Held : The husband had exerted actual undue influence on the wife. However,
the transaction was not to the manifest disadvantage of the wife since she
owned shares in the company.

- Presumed undue influence

There was a relationship which as a matter of law gives rise to a presumption


of undue influence. The transaction is one which can not readily be explained
by the relationship of the parties.

o Lloyds Bank v Bundy :

A father secured the debts of his son's business on his farm which had been in
the family for generations. The father and son had both banked at the branch
for many years and relied on advice given. The son's company also banked at
the same branch and the bank manager was aware of the dire financial
position of the company. The bank had allowed the son to run up an overdraft
exceeding security given thus far and was fearful that the company would go
under leaving them with an unsecured debt. The bank manager and the son
called at the farm with the forms already filled in. The father was told of the
amount of the charge which was £11,000 and exceeded the value of the farm
and he was also required to give a guarantee. The father agreed to sign in
order to help his son. He was not given the opportunity to think it over or to
obtain legal advice.

Held:There was a relationship of trust and confidence between the father and
the bank manager giving rise to a presumption of undue influence under class
2 b. The charge and guarantee were therefore set aside.

o Royal Bank of Scotland v Etridge : (Etridge Protocol)

The case concerned a number of conjoined appeals concerning banks seeking


possession of homes where a wife had signed a charge or mortgage agreeing
to secure the debts of the husband on the family home. The House of Lords
reviewed the current authorities and restated some of the principles.

- Mortgagee will need to explain the nature of the documents and the
practical consequences these will have for the wife if she signs them.

- He will need to point out the seriousness of the risks involved, the
purpose of the proposed new facility, the amount and principal terms of
the new facility, the amount of her liability under her guarantee, etc.

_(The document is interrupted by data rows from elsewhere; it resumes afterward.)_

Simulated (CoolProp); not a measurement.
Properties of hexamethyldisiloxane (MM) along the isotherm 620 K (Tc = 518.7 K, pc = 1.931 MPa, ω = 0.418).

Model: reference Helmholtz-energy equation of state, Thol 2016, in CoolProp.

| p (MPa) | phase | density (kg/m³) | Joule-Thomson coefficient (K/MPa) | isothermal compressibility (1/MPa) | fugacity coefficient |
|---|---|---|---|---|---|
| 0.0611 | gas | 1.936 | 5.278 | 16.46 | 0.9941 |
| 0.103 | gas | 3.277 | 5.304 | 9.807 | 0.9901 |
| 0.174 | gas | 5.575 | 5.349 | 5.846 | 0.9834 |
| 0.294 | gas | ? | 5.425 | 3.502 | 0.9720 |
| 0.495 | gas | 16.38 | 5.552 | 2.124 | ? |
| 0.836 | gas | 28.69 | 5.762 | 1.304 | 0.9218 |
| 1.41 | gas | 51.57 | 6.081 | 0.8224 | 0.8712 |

- He will need to state clearly that the wife has a choice. He should check
whether the wife wishes to proceed.

- He must then get a consent form signed from the wife, stating clearly
that she is consenting to the mortgage.

RIGHTS OF MORTGAGEE :

1. Power of Sale :

Section 101(1)(i) of the Law of Property Act 1925 :

Mortgagee has the equitable right to sell the mortgaged property mortgagor
defaults a month instalment.

Section 103(1) of the Law of Property Act 1925 :

Mortgagee’s right of sale becomes exercisable if any of three conditions is met,

- The mortgagee must serve a notice that payment is required on the


mortgagor and this default continues for three months
- The interest payable is two months in arrears;
- A covenant of the mortgage deed has been breached.
o Cuckmere brick Co Ltd v Mutual Finance :

Auctioneers failed to advertise the existence of planning permission for the


land. The mortgagors sued the mortgagees for improperly exercising its power
of sale.

Held :When exercising the power of sale a mortgagee is free to decide when to
sell but is under a duty of good faith and duty to take reasonable care to obtain
the true market value at the time of sale. The mortgagee breached the duty it
owed to the mortgagees by failing to obtain the true market value of the land
at the time of sale.

Sec 105 Law of Property Act 1925 :

Distribution of the sale money must be made in a pattern,

- The payment of any money required to discharge encumbrances prior to


the mortgage which the sale is not subject to,
- Payment of costs and expenses incurred in arranging the sale,
- The amount required to discharge the mortgage debt, including interest
and any other payments required,
- The balance is to be paid to the mortgagor or anyone else entitled.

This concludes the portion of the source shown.